In an example, the frequency-domain inner microphone signal further comprises a second inner microphone signal phase at a second frequency and the frequency-domain outer microphone signal further comprises a second outer microphone signal phase at the second frequency, wherein the sign of the phase difference between the inner microphone signal and the outer microphone is further determined according to a sign of a difference between the second inner microphone signal phase and the second outer microphone signal phase.
In an example, the sign of the phase difference is a sign of a time-domain product of the inner microphone signal and the outer microphone signal.
In an example, the voice activity detection signal representing the user's voice activity is only generated when noise present in the outer microphone signal is below a threshold value.
In an example, the noise present in the outer microphone is determined according to a measure of similarity or linear relation between the inner microphone signal and outer microphone signal.
In an example, the measure of linear relation is a coherence.
In an example, the headset further includes an active noise canceler configured to produce a noise cancellation signal, the active noise canceler configured to perform at least one of discontinuing or minimizing a magnitude of the noise-cancellation signal and beginning production of or increasing a magnitude of a hear-through signal in response to the voice activity detection signal representing the user's voice activity being generated.
In an example, the headset further includes an audio equalizer configured to receive an audio signal input and produce an audio signal output, the audio equalizer discontinuing or minimizing an amplitude of the audio signal output in response to the voice activity detection signal representing the user's voice activity being generated.
In an example, the headset is one of: headphones, earbuds, hearings aids, or a mobile device.
According to another aspect, a method for detecting a user's voice activity, includes the steps of: providing a headset having an inner microphone generating an inner microphone signal and an outer microphone generating an outer microphone signal, wherein the inner microphone and outer microphone are positioned such that, when the headset is worn by a user, the inner microphone is disposed nearer to the user's head; determining a sign of a phase difference between the inner microphone signal and outer microphone signal; and generating a voice activity detection signal representing a user's voice activity when the sign of the phase difference indicates that the outer microphone received an audio signal after the inner microphone received the audio signal.

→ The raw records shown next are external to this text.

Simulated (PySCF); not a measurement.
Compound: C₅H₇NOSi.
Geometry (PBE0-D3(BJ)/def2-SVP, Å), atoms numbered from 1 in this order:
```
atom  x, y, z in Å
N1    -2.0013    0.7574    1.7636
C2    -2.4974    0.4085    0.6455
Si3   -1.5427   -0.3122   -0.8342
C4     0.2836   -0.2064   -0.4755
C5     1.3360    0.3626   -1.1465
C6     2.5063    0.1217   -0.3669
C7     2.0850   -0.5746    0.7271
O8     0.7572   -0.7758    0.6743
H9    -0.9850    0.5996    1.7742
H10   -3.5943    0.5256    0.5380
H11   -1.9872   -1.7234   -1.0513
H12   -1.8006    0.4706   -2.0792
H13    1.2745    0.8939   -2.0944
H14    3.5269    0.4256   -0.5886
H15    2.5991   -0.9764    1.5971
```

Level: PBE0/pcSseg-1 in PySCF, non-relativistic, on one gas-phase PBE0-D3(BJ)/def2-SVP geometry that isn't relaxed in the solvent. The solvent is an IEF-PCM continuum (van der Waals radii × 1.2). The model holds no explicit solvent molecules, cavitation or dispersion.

In an example, the method further includes the steps of: converting the inner microphone signal to a frequency-domain inner microphone signal comprising at least a first inner microphone signal phase at a first frequency; and converting the outer microphone signal to a frequency-domain outer microphone signal comprising at least a first outer microphone signal phase at the first frequency, wherein the sign of the phase difference between the inner microphone signal and the outer microphone is determined according to a sign of a difference between the first inner microphone signal phase and the first outer microphone signal phase.
In an example, the frequency-domain inner microphone signal further comprises a second inner microphone signal phase at a second frequency and the frequency-domain outer microphone signal further comprises a second outer microphone signal phase at the second frequency, wherein the sign of the phase difference between the inner microphone signal and the outer microphone is further determined according to a sign of a difference between the second inner microphone signal phase and the second outer microphone signal phase.
In an example, the sign of the phase difference is a sign of a time-domain product of the inner microphone signal and the outer microphone signal.
In an example, the voice activity detection signal representing the user's voice activity is only generated when noise present in the outer microphone signal is below a threshold value.
In an example, the noise present in the outer microphone is determined according to a measure of similarity or linear relation between the inner microphone signal and outer microphone signal.
In an example, the measure of linear relation is a coherence.
In an example, the method further includes the steps of: performing at least one of discontinuing or minimizing a magnitude of an active noise cancellation and beginning production of or increasing a magnitude of a hear-through signal in response to the voice activity detection signal representing the user's voice activity being generated.
In an example, the method further includes the steps of: discontinuing or minimizing production of an audio signal in response to the voice activity detection signal representing the user's voice activity being generated.
In an example, the inner microphone and outer microphone are disposed on one of: headphones, earbuds, hearings aids, or a mobile device.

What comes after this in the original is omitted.